An example from lecture exhibiting nearly the worst-case performance is as follows: Imagine there 8 elements in the input array, one of which follows the 'if' branch and the rest following the 'else' branch, where the 'if' branch has a million instructions and the 'else' branch has only 1. With masking, this will take each of 8 ALUs a million and one clocks, while peak performance would take a total of a million and seven clocks -- approximately 1/8 the amount.

yanzhan2

I agree with the explanation. But the peak performance should be interms of the useful work done by the ALUs, not the number of cycles, I think.

paraU

In the worst case, the performance is almost the same as a core with only one ALU. It seems adding ALUs is really a good method to speed up CPU. Any tradeoffs? (Of course, it's slightly more expensive)

bxb

@paraU This seems to tie a lot into ISA design. Will the ALU dispatch be a decision for the programmer (ie. SIMD instructions) or operated solely by hardware (ie. superscalar architectures)? As more of the implementation is hidden from the programmer, the hardware logic to manage the data going in and coming out of them becomes more complicated. And if there are enough dependencies in the code, the CPU waits even longer to dispatch data. Mix this in with out-of-order execution/reordering logic, multi-threading, branche prediction, etc. and now there is a host of indirect decisions to be made to having more ALUs. I guess what it really comes down to is how able can the CPU make use of the ALUs.

clairechan

In regards to cardiff's example, what if all elements followed the else case?

elemental03

If all elements followed the else case in @cardiff's example, i.e., there are no inputs that would trigger the 'if' clause, then it should be that it would take each of the alu's 1 clock right? Would the peak performance be 1 clock or 8 clocks in that case?

kayvonf

The code on the right is a single sequential sequence of control. The variable x is meant to be single floating-point value (e.g., 'float x'). Now assume that this code might be the body of a loop with independent iterations, such as the forall loop I showed on slide 17. So let's say we're running this code for each element in an array 'A', and for each iteration of the loop x is initialized to A[i].

Now, we know we have SIMD execution capabilities on a processor and we'd like to make use of them to run faster. However, we have a program that's written against an abstraction where each iteration of the loop has it's own control flow. No notion of SIMD execution is present at the programming language level.

The problem at hand is how to map a program written against this abstraction onto the actual execution resources, which have constraints not exposed at the language level. (For example, the mapping would become trivial if if statements were not allowed in the language, forcing all iterations to have the same instruction sequence.)

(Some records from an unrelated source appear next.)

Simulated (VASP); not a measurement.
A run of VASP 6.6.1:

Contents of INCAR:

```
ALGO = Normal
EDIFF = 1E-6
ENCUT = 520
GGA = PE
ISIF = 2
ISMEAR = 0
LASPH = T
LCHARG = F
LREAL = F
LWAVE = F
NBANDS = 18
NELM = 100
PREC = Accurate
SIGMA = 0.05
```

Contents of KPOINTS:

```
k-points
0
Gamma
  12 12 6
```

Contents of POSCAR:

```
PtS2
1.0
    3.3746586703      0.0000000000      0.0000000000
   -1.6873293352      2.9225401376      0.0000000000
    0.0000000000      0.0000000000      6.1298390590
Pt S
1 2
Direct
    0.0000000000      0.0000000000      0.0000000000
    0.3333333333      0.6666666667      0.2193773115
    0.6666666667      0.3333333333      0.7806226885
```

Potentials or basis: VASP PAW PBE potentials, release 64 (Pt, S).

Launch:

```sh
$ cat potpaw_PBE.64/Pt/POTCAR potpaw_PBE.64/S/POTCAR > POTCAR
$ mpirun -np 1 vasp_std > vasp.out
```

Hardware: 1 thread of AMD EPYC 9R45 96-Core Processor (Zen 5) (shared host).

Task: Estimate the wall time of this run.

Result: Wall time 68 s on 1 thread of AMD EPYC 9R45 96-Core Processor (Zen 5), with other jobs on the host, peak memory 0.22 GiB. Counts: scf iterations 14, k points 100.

On slide 33 I point out that the act of mapping such a program into an efficient SIMD implementation can be responsibility of a compiler or it could be the responsibility of the hardware itself (as in slide 34). One example of the former case is the ISPC compiler. It emits SSE or AVX instructions into its compiled programs that generate lane masks, use the lane masks to prevent certain writes, and also generates code that handles the branching logic in the manner we discussed in class. The processor (e.g., the CPU in the case of ISPC) just executes the instructions it's told. There's no smarts needed. All the smarts are in the compiler.

On the other side of the design spectrum, the compiler can be largely oblivious to SIMD capabilities of hardware, and most of the smarts can go into the hardware itself. To date, this has been the GPU-style way of doing things. Although we'll talk about GPUs in detail later in the course, here's a good way to think about it for now: The GPU will accept a mini-program written to process a single data item (e.g., you can think of the mini-program as a loop body) as well as a number of times the mini-program should be run. It's like the interface to the hardware itself is a foreach loop.

rokhinip

Also, with reference to @elemental03's question, I don't think we will gauge performance based on clock cycles (I don't quite know what you mean by an ALU clock). If all lanes of the 8-wide vector go to the else case, then there is no ALU that is idle since all of them will be executing the code block for the else clause. So we still achieve peak performance (all 8/8 ALUs are running)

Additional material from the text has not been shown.